Iraq's Kurdistan is facing growing tensions between its government and the key opposition faction, which briefly disrupted oil flows from the semi-autonomous region this week and has threatened to take more action in coming days. At the centre of the dispute is the huge Kirkuk oil field in northern Iraq, which can pump around 150,000 barrels per day and has been exporting the output to world markets via Turkey.
The Kurdistan Regional Government, led by President Massoud Barzani and based in the capital of Erbil, began independent exports of oil from Kirkuk in 2014 but cut a deal with Baghdad last year to equally split the revenues.

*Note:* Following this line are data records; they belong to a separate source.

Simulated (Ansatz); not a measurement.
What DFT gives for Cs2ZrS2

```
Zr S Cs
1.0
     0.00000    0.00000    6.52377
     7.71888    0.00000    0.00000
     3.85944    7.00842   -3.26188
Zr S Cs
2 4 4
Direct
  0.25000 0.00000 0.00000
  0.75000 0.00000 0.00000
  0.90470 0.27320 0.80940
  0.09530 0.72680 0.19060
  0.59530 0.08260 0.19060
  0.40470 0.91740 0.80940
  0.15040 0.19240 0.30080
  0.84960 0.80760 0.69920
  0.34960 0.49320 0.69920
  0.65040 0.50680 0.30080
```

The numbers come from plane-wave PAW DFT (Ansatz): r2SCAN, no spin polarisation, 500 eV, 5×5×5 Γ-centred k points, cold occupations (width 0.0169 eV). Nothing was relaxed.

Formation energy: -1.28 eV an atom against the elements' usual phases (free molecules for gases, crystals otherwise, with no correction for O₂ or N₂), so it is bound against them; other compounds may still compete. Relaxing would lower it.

The deal has been opposed by the Patriotic Union of Kurdistan (PUK), which is dominant in the area of Kirkuk and is the historic adversary of Barzani's Erbil-based ruling Kurdistan Democratic Party (KDP).
On Thursday, forces loyal to the PUK seized the Kirkuk facilities and briefly suspended oil flows, and threatened further action.
The developments have revived memories of a prolonged oil disruption in 2015-2016, when a quarter of Kurdish oil was reinjected back into the ground for months. That cost the region around $1 billion in lost revenues as the two Kurdish groups and the central government in Baghdad argued about revenue sharing. A key PUK lawmaker said on Friday that the operation to seize the facilities was triggered by frustration among the local population with both the government in Baghdad and the Kurdish leadership in Erbil.